In England, they have piccalilli, which settlers brought with them to the Southeastern U.S. Traveling west, the vegetable mix changes with the frequent addition of green cabbage which puts the chou in chow chow. But by the time it makes its way up the Mississippi, it's simply corn relish.

For three hundred years, people have taken whatever vegetables were plentiful, added a bit of vinegar, sugar, and spices, sometimes a little chili pepper, horseradish, or mustard for heat, and canned it up. Though the size and components of the vegetable mix, as well as the sweetness vary by region and cook, the end result adds some zing to what would otherwise be bland winter fare.

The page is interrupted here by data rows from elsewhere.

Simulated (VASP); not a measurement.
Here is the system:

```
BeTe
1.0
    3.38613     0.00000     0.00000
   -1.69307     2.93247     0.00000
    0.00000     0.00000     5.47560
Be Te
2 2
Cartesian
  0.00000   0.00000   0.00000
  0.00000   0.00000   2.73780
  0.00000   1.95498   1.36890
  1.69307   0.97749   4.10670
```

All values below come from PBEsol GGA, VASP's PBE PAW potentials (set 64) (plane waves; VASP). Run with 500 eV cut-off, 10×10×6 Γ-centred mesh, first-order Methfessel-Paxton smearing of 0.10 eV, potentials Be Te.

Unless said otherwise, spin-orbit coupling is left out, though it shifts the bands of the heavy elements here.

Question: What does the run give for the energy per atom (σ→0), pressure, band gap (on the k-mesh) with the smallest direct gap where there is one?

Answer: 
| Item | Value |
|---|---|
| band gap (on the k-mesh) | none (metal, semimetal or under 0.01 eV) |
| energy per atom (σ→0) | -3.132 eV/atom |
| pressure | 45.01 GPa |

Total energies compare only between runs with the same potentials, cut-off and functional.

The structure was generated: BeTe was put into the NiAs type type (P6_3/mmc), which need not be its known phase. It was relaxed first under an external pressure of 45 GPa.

Brats, hot dogs, roast pork, and beans, like pinto and navy, all go well with these condiments. Piccalilli is frequently the base of mayonnaise-based remoulade sauces in Louisiana, so it's not hard to imagine a batch of potato salad benefiting from a few tablespoons of corn relish, as well.

While traditional piccalilli and chow-chow recipes require some timely overnight brining, corn relish is a quicker process because the high sugar content of the corn allows it to remain crunchy in the final product without this step.

Most corn relish recipes make around three quarts, which if you aren't planning on canning it, takes up a sizeable chunk of refrigerator real estate. But here is a tasty, scaled down version. Since you aren't canning this, there is some room to be creative with the proportions of vegetables. Add a bit of jalapeno if you like, or a bit more green pepper and a little less celery. Do try to get some local celery as it is much more flavorful. Claybank Farm at the Urbana Farmers Market frequently has it at this time of year. Also, do use white vinegar, especially if you are using super sweet corn or other sugar enhanced varieties, as this will help to balance the final mixture. Milder vinegars like rice vinegar, simply aren't up to the task.

Corn Relish

 

  • 1 1/3 c fresh corn kernels cut from about 2 ½ ears
  • 1/3 c water
  • 1/2 c chopped celery
  • 1/4 c chopped sweet red pepper
  • 1/4 c chopped green pepper
  • 1/3 of a medium onion, chopped
  • 1 small clove garlic minced
  • 1/3 c white vinegar
  • 1/4 c sugar
  • 1 t salt
  • heaping ¼ t celery seed
  • 2/3 T all-purpose flour
  • 1 t dry ground mustard
  • heaping 1/8 t ground tumeric
  • 2 T cold water

Cut corn from the cob, do not scrape. Combine corn and water in a lidded 2-quart nonreactive pan. Bring to a boil uncovered. Reduce heat if necessary and gently boil covered for about 10 to 12 minutes or until corn is nearly tender. Add celery, peppers, onion, vinegar, sugar, salt, and celery seed. Boil uncovered 4 to 5 minutes more. Stir flour, mustard, and tumeric with 1/2 c cold water in a glass or measuring cup. Add to corn mixture. Cook and stir until thickened and bubbly, then cook 1 to 2 minutes longer.